Restricted access to military bases hurting local businesses

Posted: Tuesday, September 25, 2001

ANCHORAGE (AP) -- Restricted access to Fort Richardson and Elmendorf Air Force Base in response to the terrorist attacks on the East Coast is hurting Anchorage businesses that cater to the military.

The Northern China restaurant in the Muldoon neighborhood is usually crowded with a sea of camouflage during lunchtime. On Monday, just two people in military uniform filled a booth near the entrance.

''Eighty percent of our business is military. We don't see them too much lately,'' said manager Joe Kim.

The military cut off public access after the Sept. 11 terrorist attacks on the World Trade Center and the Pentagon. Only people with military identification, contractors or people with a specific purpose are permitted on base.

The restrictions have hurt businesses that normally deliver food to the bases.

''Our business has been cut in half,'' said Tracy Terranova, operations director for Papa John's Pizza on Boniface Parkway. ''The base really controls our business, and you don't realize it until it's closed.''

With only two drivers, waiting at the gate means lost business, so Northern China doesn't even try to deliver to Fort Rich or Elmendorf anymore, Kim said.

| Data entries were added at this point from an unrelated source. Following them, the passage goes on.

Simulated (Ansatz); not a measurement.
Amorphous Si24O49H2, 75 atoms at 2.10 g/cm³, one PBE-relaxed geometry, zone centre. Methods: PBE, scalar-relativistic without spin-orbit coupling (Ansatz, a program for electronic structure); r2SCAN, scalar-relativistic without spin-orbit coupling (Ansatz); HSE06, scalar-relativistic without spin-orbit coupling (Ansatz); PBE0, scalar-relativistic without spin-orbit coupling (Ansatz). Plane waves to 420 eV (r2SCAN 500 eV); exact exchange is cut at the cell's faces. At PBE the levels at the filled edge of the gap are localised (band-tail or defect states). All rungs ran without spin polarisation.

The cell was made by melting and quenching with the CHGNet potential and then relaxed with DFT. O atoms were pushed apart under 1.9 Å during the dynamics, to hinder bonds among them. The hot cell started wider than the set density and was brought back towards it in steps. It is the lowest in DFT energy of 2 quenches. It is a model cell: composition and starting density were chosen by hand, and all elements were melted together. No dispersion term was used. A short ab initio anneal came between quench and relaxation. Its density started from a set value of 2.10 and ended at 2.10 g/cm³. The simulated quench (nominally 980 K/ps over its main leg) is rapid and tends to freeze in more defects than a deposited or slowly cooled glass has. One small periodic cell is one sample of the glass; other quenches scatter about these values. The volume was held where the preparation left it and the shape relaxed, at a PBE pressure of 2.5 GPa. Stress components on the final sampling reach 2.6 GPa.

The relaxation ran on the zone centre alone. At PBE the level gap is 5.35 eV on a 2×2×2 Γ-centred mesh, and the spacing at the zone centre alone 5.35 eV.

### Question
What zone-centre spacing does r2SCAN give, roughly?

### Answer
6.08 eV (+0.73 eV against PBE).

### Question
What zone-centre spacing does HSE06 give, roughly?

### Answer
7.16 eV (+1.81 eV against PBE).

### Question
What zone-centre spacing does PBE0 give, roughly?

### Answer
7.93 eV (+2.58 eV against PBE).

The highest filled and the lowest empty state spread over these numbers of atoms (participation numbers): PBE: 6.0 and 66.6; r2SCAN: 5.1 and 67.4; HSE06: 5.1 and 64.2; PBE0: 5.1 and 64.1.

Even restaurants that don't deliver are feeling repercussions.

''Normally there's a dining room full of military,'' said Kern Jones, owner of Catfish Haven, a soul food establishment in a Boniface strip mall. ''You don't see any of them now, do you?'' he said, glancing around his near-empty restaurant.

Terranova said she may have to lay off employees if the base restrictions continue. While it's tough on business, she can understand why the military is taking extra precautions, and she supports the effort.

''It hurts, but it makes sense,'' Terranova said.

She predicted business will come back, eventually.

The business will come back eventually, she predicted.

''I've been through this before in Colorado Springs,'' said Terranova, who managed pizzerias there before moving to Anchorage about a year and a half ago. During the Persian Gulf War, access to three military installations in Colorado Springs was restricted. The pizza business plummeted but eventually bounced back, she said.

''Personally I'd like to get a pizza too,'' said Maj. Bryan Hilferty, an Army spokesman at Fort Richardson. He wouldn't say when security levels may be lowered at military bases in Anchorage.